‘The Signora had no business to do it,’ said Miss Bartlett, ‘no business at all.’
FROM THE BLURB
Forster is concerned with the ‘undeveloped heart’ of the upper middle classes in this brilliant piece of social comedy … The English abroad are observed with a shrewd twinkle, but in the young and unaffected figure of Lucy Honeychurch the author beings to develop his attitude to the changing social values of the beginning of this century.
#1: The pernicious charm of Italy
Then the pernicious charm of Italy worked on her, and, instead of acquiring information, she began to be happy.
#2: Too much Beethoven
‘If Miss Honeychurch ever takes to live as she plays, it will be very exciting – both for us and for her.’
‘She oughtn't really to go at all,’ said Mr Beebe, as they watched her from the window, ‘and she knows it. I put it down to too much Beethoven.’
#3: Driven by lovers
‘Leave them alone,’ Mr Emerson begged the chaplain, of whom he stood in no awe. ‘Do we find happiness so often that we should turn it off the box when it happens to sit there? To be driven by lovers – A king might envy us, and if we part them it's more like sacrilege than anything I know.’
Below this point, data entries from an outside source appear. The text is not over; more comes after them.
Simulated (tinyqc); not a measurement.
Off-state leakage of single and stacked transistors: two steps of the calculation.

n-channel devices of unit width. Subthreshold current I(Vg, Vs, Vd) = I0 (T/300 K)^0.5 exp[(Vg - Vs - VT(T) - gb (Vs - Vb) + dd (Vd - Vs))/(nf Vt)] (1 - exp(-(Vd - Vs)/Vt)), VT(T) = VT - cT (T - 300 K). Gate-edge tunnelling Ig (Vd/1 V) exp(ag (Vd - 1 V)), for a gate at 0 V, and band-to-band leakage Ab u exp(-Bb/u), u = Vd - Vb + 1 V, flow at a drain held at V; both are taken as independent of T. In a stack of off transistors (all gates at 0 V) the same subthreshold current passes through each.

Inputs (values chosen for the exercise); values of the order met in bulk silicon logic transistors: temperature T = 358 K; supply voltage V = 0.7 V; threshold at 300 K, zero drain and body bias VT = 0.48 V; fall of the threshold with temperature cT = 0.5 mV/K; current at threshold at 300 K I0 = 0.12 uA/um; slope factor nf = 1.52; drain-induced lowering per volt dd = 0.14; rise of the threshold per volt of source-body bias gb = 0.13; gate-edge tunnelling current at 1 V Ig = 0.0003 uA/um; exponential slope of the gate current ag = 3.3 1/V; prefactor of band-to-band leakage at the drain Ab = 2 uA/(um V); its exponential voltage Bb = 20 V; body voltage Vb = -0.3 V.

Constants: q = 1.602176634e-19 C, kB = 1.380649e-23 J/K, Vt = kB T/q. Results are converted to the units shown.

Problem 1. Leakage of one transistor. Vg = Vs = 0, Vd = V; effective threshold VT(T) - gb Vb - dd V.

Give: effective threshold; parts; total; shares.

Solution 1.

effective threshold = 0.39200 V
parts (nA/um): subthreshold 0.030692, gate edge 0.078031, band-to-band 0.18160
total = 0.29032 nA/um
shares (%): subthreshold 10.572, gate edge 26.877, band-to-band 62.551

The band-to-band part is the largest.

#4: The most intimate conversation they had ever had
‘Emerson the name was, not Harris.’
‘The old man’s.’
‘What old man?’
‘That old man I told you about. The one Mr Eager was so unkind to.’
He could not have know that this was the most intimate conversation they had ever had.
#5 Beware of muddle
‘Take an old man's word: there's nothing worse than a muddle in all the world. It is easy to face death and Fate, and the things that sound so dreadful. It is on my muddles that I look back with horror – on the things that I might have avoided. … I used to think I could teach young people the whole of life, but I know better now, and all my teaching of George has come down to this: beware of muddle.’